Not all groundwater ends up flowing into rivers. Some is discharged directly into the ocean along the coast. Although much lower in volume than water transported by rivers, such submarine groundwater discharge can be a hidden source of dissolved ions, nutrients, or contaminants from human activities. Sawyer et al. performed a high-resolution continental-scale analysis of fresh groundwater discharge along the coastline of the United States. In total, more than one-fifth of coastal waters are vulnerable to groundwater-borne contamination.

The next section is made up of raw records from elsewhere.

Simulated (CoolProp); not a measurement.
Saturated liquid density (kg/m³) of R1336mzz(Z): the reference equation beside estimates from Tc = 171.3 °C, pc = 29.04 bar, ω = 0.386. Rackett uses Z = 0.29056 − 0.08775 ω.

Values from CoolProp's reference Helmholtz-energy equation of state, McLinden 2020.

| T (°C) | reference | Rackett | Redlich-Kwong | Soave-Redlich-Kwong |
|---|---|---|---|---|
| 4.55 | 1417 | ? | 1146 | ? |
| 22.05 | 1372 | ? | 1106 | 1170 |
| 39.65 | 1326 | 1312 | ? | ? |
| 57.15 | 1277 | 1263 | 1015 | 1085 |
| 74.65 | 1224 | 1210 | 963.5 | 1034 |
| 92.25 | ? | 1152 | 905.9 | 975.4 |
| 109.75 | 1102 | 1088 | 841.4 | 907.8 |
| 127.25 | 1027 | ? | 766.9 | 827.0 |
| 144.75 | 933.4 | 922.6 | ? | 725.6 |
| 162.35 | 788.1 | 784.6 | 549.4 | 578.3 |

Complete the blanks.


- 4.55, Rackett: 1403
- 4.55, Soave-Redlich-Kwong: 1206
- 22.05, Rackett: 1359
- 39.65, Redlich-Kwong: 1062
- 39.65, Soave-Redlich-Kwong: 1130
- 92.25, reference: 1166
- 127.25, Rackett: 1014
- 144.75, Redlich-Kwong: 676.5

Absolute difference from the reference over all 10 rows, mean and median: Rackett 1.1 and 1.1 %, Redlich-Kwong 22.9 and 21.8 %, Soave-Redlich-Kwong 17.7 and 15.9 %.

Science, this issue p. 705


Submarine groundwater discharge (SGD) delivers water and dissolved chemicals from continents to oceans, and its spatial distribution affects coastal water quality. Unlike rivers, SGD is broadly distributed and relatively difficult to measure, especially at continental scales. We present spatially resolved estimates of fresh (land-derived) SGD for the contiguous United States based on historical climate records and high-resolution hydrographic data. Climate controls regional patterns in fresh SGD, while coastal drainage geometry imparts strong local variability. Because the recharge zones that contribute fresh SGD are densely populated, the quality and quantity of fresh SGD are both vulnerable to anthropogenic disturbance. Our analysis unveils hot spots for contaminant discharge to marine waters and saltwater intrusion into coastal aquifers.